The Buffalo Urban Renewal Agency Thursday gave unanimous approval to a revised contract with developer Carl Paladino to construct an 11-story office tower at 50 Court St. in downtown Buffalo.
The revised land disposition agreement will see Paladino's 1097 Group LLC pay $700,000 for the city-owned property and agree to meeting a series of development deadlines or face penalties.
Mayor Byron W. Brown said the sale agreement, the first to include post-sale requirements, establishes a "new model" for downtown projects where city-owned land is involved.
"This establishes a model that we're going to take to other downtown projects," Brown said, noting how the city will be able to track progress on the $45 million project through a series in interim deadlines.
"This is a great project for downtown Buffalo. It's a downtown project that has value. It's a downtown project that is significant," the mayor added.
Under the agreement, which will go to the Buffalo Common Council Tuesday for final approval, Paladino has until September to submit construction plans to the city. The developer is required to apply for a building permit and submit details of project financing by November.
Construction is to be completed within 24 months of taking title to the site.
Penalties include $10,000 per month fees for delays and potential forfeiture of the property for failure to meet performance standards.
Paladino said he does not anticipate any problems making the deadlines. He plans to begin construction next spring and have the 335,000-square-foot office tower ready for occupancy in spring 2008.

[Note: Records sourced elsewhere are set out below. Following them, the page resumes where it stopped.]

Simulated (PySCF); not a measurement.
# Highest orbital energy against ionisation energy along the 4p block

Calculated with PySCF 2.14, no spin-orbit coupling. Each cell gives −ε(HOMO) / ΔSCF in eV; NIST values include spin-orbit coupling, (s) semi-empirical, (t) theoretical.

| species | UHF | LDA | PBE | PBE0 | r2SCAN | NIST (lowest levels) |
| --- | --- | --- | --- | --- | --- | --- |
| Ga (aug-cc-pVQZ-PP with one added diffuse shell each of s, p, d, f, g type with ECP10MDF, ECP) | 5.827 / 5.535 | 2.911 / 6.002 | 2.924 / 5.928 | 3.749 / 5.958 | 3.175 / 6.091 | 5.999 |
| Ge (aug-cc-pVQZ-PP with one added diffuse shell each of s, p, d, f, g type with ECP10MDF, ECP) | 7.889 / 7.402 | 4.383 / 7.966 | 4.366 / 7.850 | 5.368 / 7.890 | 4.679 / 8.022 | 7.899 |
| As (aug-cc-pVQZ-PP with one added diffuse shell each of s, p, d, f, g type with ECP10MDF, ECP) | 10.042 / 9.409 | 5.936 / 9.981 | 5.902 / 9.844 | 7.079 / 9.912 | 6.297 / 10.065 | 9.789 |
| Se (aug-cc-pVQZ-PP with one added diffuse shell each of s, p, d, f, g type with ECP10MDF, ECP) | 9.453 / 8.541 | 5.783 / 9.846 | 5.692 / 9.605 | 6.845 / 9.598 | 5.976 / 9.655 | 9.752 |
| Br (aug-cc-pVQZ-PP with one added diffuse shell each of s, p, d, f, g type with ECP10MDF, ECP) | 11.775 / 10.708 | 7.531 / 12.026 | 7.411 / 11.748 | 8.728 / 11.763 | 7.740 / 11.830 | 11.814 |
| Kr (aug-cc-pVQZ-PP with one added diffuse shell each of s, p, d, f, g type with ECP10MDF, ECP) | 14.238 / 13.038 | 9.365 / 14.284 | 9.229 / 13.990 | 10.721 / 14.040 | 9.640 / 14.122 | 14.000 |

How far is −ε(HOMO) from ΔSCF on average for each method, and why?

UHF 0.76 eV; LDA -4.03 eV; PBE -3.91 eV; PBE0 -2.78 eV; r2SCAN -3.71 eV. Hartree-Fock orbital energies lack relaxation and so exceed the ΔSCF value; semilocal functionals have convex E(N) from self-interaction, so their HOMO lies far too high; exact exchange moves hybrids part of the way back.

"We are happy to move forward with a downtown project that will compete well with suburban office development that offer tenants large floor plates," Paladino said.
The fate of the long-planned office building, originally proposed in 1988, was not so clear earlier this year when the Brown administration questioned the deal BURA and former Mayor Anthony M. Masiello had approved with Paladino.
Among the concerns was an 11th hour purchase offer from Main Place-Liberty Group executive Patrick Hotung who offered $1.275 million for the parcel to build a 600-vehicle parking ramp. Hotung's offer caused city officials to revisit the appraisals which led to Paladino's $700,000 deal.
While the Brown administration is now comfortable with the $700,000 purchase price, it did eliminate a potential rebate of $150,000 included in the original sale agreement if Paladino encountered underground obstructions while digging the building's foundations. It's believed that portions of foundations from long-gone buildings are still intact under the site and could increase construction costs.
Buffalo's development chief Richard M. Tobe said the administration is also comfortable with Paladino's planned use for the site.
"This is an office building where an office building ought to go," Tobe told the BURA board.
Paladino labeled Hotung a "bitter competitor" who has attempted to derail the office project through a series of lawsuits over the past two years, prior to his attempt to outbid the developer to gain control of the site.
"There's a place for parking ramps and lots in downtown, but this is an ideal location for an office complex," Paladino said.
He plans to market the new building as a "lawyer's complex," citing its proximity to all downtown court buildings, as well as city and county offices.